And this left several people with an acquired taste for really, really nice computing environments, but no computing environment.

And so they started thinking about what could you do if you're going to design a new operating system that would provide the same kind of comfortable computing as CTSS had, but also the facilities of something like Multics sort of brought forward.

And at the same time, Ken Thompson found what is characterized as a little used PDP-7, where he started to do experiments with file systems, just how do you store information on a computer in an efficient way.

And then this famous story that his wife went away to California for 3 weeks taking their one-year-old son, and 3 weeks, and he sat down and wrote an operating system, which ultimately became Unix.

So software productivity was good in those days.

It was 1 of early machines made by Digital Equipment Corporation, DEC, And it was a mini computer, so-called.

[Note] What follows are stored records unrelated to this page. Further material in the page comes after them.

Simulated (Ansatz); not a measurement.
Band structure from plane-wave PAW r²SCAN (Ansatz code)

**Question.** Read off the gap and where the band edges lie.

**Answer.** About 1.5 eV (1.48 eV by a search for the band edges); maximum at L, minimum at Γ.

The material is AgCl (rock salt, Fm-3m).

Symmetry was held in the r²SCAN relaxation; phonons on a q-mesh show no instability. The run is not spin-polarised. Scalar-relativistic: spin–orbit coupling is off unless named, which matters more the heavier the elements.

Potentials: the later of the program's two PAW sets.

It had, I would have to look up the numbers exactly, but it had a very small amount of memory, maybe 16K, 16-bit words or something like that, relatively slow, probably not super expensive.

Maybe, again, making this up, I'd have to look it up, $100,000 or something like that.

Which is not super expensive in those days, right?

It was expensive, it was enough that you and I probably wouldn't be able to buy 1, but a modest group of people could get together.

But in any case, it came out, if I recall, in 1964.

So by 1969, it was getting a little obsolete, and that's why it was little used.

If you can sort of comment, what do you think it's like to write an operating system like that?

So that process that Ken went through in 3 weeks, because you were, I mean, you're a part of that process.

You contributed a lot to Unix's early development.

So what do you think it takes to do that first step, that first kind of, from design to reality on the PDP?

I have never written operating system code.

And this first 1 wasn't very big, but it's something that lets you run processes of some, lets you execute some kind of code that has been written.

It lets you store information for periods of time so that it doesn't go away when you turn the power off or reboot or something like that.

And there's a kind of a core set of tools that are technically not part of an operating system, but you probably need them.

In this case, Ken wrote an assembler for the PDP-7 that worked.

He needed a text editor so that he could actually create text.

He had the file system stuff that he had been working on and then the rest of it was just a way to load things, executable code from the file system into the memory, give it control and then recover control when it was finished or in some other way quit.

What was the code written in the primarily the programming language, was it in assembly?

These things were assembly language until probably the, call it 1973 or 74, something like that.

Forgive me if it's a dumb question, but it feels like a daunting task to write any kind of complex system in assembly.

It feels like impossible to do any kind of what we think of as software engineering with assembly because to work in a big picture sort of.

It's been a long time since I wrote assembly language.

It is absolutely true that in assembly language, if you make a mistake, nobody tells you.

Well, there could be debuggers, but that's the same problem, right?

How do you actually get something that will help you debug it?

So part of it is an ability to see the big picture.

Now, these systems were not big in the sense that today's pictures are.

So the big picture was in some sense more manageable.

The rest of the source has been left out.